I am writing a simple web app using Linq to Sql as my datalayer as I like Linq2Sql very much. I have been reading a bit about DDD and TDD lately and wanted to give it a shot.

First and foremost it strikes me that Linq2Sql and DDD don't go along too great. My other problem is finding tests, I actually find it very hard to define good tests so I wanted to ask, What is your best techniques for discovering good test cases.

+5  A: 

Well, going by the standard interpretation of TDD is that the tests drive your development. So, in essence you start with the test. It will fail, and you will write code until that test passes. So it's kind of driven by your requirements, however you go about gathering those. You decide what your app/feature needs to do, write the test, then code until it passes. Of course, there are many other techniques but this is just a brief statement about what is typically thought in the TDD world.

BobbyShaftoe
+4  A: 

Test Case discovery is more of an art than a science. However simple guidelines include:

  • Code that you know to be frail / weak / likely to break
  • Follow the user scenario (what your user will be doing) and see how it will touch your code (often this means Debugging it, other times profiling, and other times it simply means thinking about the scenario) - whatever points in your code get touched by the user, those are the highest priority to write tests against.
  • During your own development the tests you ran that resulted in bugs you found - write tests to avoid the code regressing again with the same behavior.
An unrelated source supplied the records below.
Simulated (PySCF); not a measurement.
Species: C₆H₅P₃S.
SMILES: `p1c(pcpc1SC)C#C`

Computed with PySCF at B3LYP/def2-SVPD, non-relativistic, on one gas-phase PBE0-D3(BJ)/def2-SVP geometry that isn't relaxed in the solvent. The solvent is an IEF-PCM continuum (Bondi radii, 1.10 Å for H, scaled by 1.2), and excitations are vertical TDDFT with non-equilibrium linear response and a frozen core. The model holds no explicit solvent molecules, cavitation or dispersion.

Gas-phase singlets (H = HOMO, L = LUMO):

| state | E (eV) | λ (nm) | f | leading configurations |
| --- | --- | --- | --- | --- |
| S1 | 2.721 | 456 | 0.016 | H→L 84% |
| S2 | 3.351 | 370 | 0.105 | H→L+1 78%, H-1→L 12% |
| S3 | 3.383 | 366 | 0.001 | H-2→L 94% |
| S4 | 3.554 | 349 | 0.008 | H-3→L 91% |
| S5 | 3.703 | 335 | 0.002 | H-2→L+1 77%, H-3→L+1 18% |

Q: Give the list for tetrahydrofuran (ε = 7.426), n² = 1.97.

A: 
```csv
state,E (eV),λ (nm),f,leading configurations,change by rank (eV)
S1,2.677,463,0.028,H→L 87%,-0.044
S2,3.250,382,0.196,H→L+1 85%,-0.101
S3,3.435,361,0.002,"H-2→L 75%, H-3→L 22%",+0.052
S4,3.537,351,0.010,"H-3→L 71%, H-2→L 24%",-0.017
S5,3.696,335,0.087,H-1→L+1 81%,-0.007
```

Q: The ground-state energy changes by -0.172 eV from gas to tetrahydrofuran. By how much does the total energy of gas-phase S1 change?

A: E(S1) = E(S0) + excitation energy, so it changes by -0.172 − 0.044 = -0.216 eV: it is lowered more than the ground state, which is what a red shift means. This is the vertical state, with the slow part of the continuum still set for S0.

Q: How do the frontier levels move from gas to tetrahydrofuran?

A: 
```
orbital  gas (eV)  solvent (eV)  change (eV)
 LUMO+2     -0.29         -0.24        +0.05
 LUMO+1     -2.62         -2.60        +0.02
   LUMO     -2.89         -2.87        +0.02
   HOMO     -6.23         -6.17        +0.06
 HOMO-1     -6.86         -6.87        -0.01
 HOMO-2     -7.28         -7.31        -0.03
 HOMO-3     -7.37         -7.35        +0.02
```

There are several books on how to write test cases out there, but unless you are working in a large organization that requires documented test cases, your best bet is to think of all the parts in your code that you don't like (that aren't "pure") and make sure you can test those modules thoroughly.

Rajat Arya
Thx, I think setting up the most common usecases should help me a lot
TT
A: 

I regularly write tests for third-party APIs. That way, when the API updates, I know whether I'm going to break or not.

Esteban Araya
+1  A: 

Think. Read the code. Question yourself: e.g. can this pointer never be NULL here ? What happens if this method is called before the initialization ?

Don't make assumptions such as "this file will always be there". Test.

Think about edge cases, boundaries, negative values, overflows ...

Bug are often grouped by cluster. Look around when you find one. Also look for the same kind of bug in other locations.

philippe
+1  A: 

Set your mind to the actual goal of testing: Finding bugs.

Be creative at imagining what could make your program fail.

Your tests must find bugs, not confirm that your program is OK.

mouviciel
A: 

I think this is a useful technique:

Using contracts and boolean queries to improve quality of automatic test generation


Reference: Lisa (Ling) Liu, Bertrand Meyer and Bernd Schoeller, Using contracts and boolean queries to improve the quality of automatic test generation, in proceedings of TAP: Tests And Proofs, ETH Zurich, 5-6 February 2007, eds. Yuri Gurevich and Bertrand Meyer, Lecture Notes in Computer Science, Springer- Verlag, 2007.